The Attorney-General’s Office (AGU), the agency aimed at judicially protecting the interests of the Brazilian state, said it will appeal the ruling issued by a federal court in São Paulo which suspended the sale of Embraer to aviation giant Boeing. The interruption was motivated by a citizen suit penned by a number of lawmakers from the Workers Party (PT).
The ongoing negotiation includes the creation of a new company, where Boeing would control 80 percent, and Embraer 20 percent. In the joint venture, Boeing would be tasked with its trade activities, but not the activities linked to national security aircraft and executive jets, which would remain among the Embraer’s responsibilities.
As it stands today, the Brazilian government holds a golden share in Embraer, which grants more control to its owner.
On Thursday (Dec. 6), Federal Judge Victorio Giuzio Neto accepted the request to bring the sale process to a halt. He mentioned the losses stemming from the shrunk power in the hands of the Brazilian government after the merger would strip it of its golden share—thus limiting the government’s share to “whatever is left of Embraer,” which “is not the profitable portion,” the judge argued.
“[Embraer] will be subtly split in two, and part of it [its profitable portion] will be completely handed over to Boeing, be it as majority shareholder of the new company with no golden share, be it on the formation of its board, which will have only one observer, as is the case with its administration—which is then run by Boeing Co. in its entirety,” Giuzio Neto pointed out.

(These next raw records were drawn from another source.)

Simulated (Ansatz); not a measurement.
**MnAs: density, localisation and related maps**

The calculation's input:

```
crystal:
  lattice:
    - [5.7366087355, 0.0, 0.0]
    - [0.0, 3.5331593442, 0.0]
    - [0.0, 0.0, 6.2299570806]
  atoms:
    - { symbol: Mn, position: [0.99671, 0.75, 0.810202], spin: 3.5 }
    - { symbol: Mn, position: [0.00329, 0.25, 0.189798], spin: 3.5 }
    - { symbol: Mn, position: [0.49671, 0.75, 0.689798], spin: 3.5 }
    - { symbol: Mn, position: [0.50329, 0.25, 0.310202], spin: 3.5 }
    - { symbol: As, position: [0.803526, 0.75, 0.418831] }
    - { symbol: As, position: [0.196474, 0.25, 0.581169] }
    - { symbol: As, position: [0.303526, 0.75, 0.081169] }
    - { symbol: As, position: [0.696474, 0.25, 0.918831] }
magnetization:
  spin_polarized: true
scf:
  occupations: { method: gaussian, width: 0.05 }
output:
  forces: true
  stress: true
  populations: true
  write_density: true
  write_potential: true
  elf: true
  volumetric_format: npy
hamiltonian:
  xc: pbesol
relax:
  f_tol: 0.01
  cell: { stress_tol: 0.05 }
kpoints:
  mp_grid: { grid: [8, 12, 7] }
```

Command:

In the case, Embraer challenged the injunction request arguing that the operation should only be considered by the Executive branch, adding that the negotiations would bring no harm to the government and that it would remain as golden share holder.
Embraer’s director’s board further claimed that the sale does not come to the detriment of all of the firm’s interests, and concluded by saying that the transaction would serve to ensure that the company would be “saved” from its financial difficulties.